A Spirit-filled community

A Catholic school is called to be more than an institution; it is a “genuine community of faith” (Cf. J. Michael Miller, CSB, The Holy See’s Teaching on Catholic Schools). Because Catholic schooling is done on behalf and in the name of parents, our schools seek to reproduce the “warm and intimate atmosphere of family life” (Ibid). St John Bosco said “education is a thing of the heart” and therefore requires the personal accompanying of a teacher (Ibid.).

Jesus Himself taught His disciples in the context of fraternity and friendship. In a world that is often trying to replace authentic friendship with superficial and technological connections, a Catholic school is a Spirit-filled community of young people that affirms their dignity in being made in God’s image and likeness. This community of faith is built through the joint efforts of parents, teachers, administrators and students. How beautiful when our Catholic school communities fulfill Jesus’ words, “This is how all will know that you are my disciples, if you have love for one another” (John 13:35).

Catholic worldview imparted through the curriculum

A constitutive aspect of the Christian faith is a unique way of “seeing” the world. Catholic schools are far more than public schools with religion class and morality added. Rather, the ethos of a Christian education vivifies and unites the totality of the school’s curriculum:

  • Science and math classes are taught with a posture of wonder towards the created world, knowing that God has imbued all creation with intelligibility;
  • Students are exposed to the best of Western Civilization — its literature, poetry, art, architecture, etc. — as it was taken up and perfected through the act of faith;
  • History is seen through the eyes of faith knowing that Jesus is the Lord of History;
  • Social and human problems are explored through the lens of Catholic social teaching, recognizing the dignity of the human person, and the principles of subsidiarity and solidarity.

Through inculcation of these, our students receive from a Catholic education a way of seeing the world that is full of beauty, wonder, truth and goodness. This is the antidote to an education that is fragmented, utilitarian and frequently devoid of real beauty. Francis Bacon once quipped, “knowledge is power”; as Catholics, we believe that “knowledge is wonderful.” Our Catholic educational institutions have the joy and responsibility of presenting to students a purposeful world willed into being by the creative love of our Heavenly Father.

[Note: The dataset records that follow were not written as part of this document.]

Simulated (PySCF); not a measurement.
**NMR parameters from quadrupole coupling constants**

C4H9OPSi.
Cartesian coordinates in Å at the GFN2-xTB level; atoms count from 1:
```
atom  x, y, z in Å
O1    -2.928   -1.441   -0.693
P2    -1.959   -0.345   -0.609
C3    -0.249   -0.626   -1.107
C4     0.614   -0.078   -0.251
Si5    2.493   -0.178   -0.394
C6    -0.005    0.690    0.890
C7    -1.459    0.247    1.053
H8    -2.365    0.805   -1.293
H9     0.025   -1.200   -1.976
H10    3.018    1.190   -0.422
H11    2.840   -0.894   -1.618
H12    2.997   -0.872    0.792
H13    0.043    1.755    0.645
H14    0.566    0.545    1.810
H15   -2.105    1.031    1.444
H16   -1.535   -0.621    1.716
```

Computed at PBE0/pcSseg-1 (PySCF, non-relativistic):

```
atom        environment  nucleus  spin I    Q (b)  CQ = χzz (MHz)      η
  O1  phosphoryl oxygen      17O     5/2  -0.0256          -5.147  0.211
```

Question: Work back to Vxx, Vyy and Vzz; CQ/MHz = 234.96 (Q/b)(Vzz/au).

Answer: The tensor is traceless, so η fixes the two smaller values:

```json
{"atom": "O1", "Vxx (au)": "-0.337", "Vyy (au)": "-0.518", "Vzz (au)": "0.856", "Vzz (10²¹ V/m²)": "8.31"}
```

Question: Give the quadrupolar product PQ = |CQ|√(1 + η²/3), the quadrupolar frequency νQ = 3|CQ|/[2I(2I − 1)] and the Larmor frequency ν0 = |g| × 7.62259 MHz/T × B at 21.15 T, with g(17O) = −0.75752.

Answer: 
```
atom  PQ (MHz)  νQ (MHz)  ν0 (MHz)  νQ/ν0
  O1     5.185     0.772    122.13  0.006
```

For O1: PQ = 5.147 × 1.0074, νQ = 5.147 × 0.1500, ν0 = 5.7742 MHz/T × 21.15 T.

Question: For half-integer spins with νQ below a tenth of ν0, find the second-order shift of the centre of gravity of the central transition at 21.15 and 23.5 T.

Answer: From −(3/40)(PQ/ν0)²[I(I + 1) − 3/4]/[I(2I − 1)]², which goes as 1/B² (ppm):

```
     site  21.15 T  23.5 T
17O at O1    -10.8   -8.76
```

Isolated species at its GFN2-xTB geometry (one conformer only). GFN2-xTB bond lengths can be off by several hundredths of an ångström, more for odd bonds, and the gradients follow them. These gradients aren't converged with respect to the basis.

Students taught true freedom

Catholic education forms students to have true freedom. As Jesus states, “You will know the truth, and truth will set you free” (John 8:32). Freedom is truly free, only when it is rooted in the truth. True freedom is “freedom for excellence”; hence, freedom increases when something more fully becomes the thing it was created to be. A train is most free when on its tracks because it is doing what it was created to do. A joyful and evangelized person is truly free to be and to live as a child of God.

False notions of freedom arise when they separate freedom from truth, thereby reducing it to mere autonomy. As Jesus states, “Everyone who commits sin is a slave of sin” (John 8:34). In other words, to act against the divine design God has inscribed in all of us is to become less free, to move further away from the purpose for which God created us. Catholic Education considers the fullness of who a person is: namely someone created in God’s image and likeness, destined for eternal life, tainted by original sin and yet redeemed and loved by God so he can fulfill his original destiny. As Pope Pius XI stated (Divini Illius Magistri, #7), “There can be no true education which is not wholly directed to man’s last end.

All education seeks to better man, but that begs the question, “what is man?” Why is he here and what is he for? The Gospel of Jesus Christ answers these questions; thus, when Catholic education imparts to students the intellectual and moral virtues to know the Truth and to love the Good (which are both ultimately found in God) it is giving students the gift of true freedom. A joyful and evangelized person is a person who is truly free to be and to live as a child of God.

Forming Missionary Disciples

Ships are made in the harbor, but they were not made to stay there. The Church is missionary by her nature. Jesus was sent by the Father into the world in the power of the Holy Spirit. He, in turn, sends out His disciples to teach all nations (Mt 28:18ff). Our Catholic schools, therefore, cannot exist for themselves. After students have encountered the risen Christ, and been formed into communities of faith and freedom, the Gospel demands they be sent into the world as ambassadors of the truth and love of Christ.

A mark of a truly Catholic school is the fruit that is borne in the lives of its graduates. That fruit is to be shown in the missionary activity of its graduates, called and sent by Jesus to be salt and light in the culture around them, knowing that people and cultures die without Christ. As Pope Paul VI stated (Evangelii Nuntiandi, #24), It is “unthinkable that a person should accept the Word and give himself to the kingdom without becoming a person who bears witness to it and proclaims it in his turn.

Conclusion

What a noble vocation it is to be a Catholic educator, to assist young people in discovering who they are and for what they are made. St. Catherine of Siena once remarked, “Be who God meant you to be and you will set the world on fire.” When Catholic Education is what it is called to be, it too has the power to set the world on fire. May the parents, teachers and school children of our local Catholic schools — through their constant contact with Jesus the Word made Flesh — be inspired missionary disciples of His Kingdom.

St. Katharine Drexel, pray for us.

Our Lady of Guadalupe, pray for us.

Sincerely yours in Christ,

+Thomas J. Olmsted
Bishop of Phoenix

Promulgated on the Feast of St. Katharine Drexel, March 3, 2017.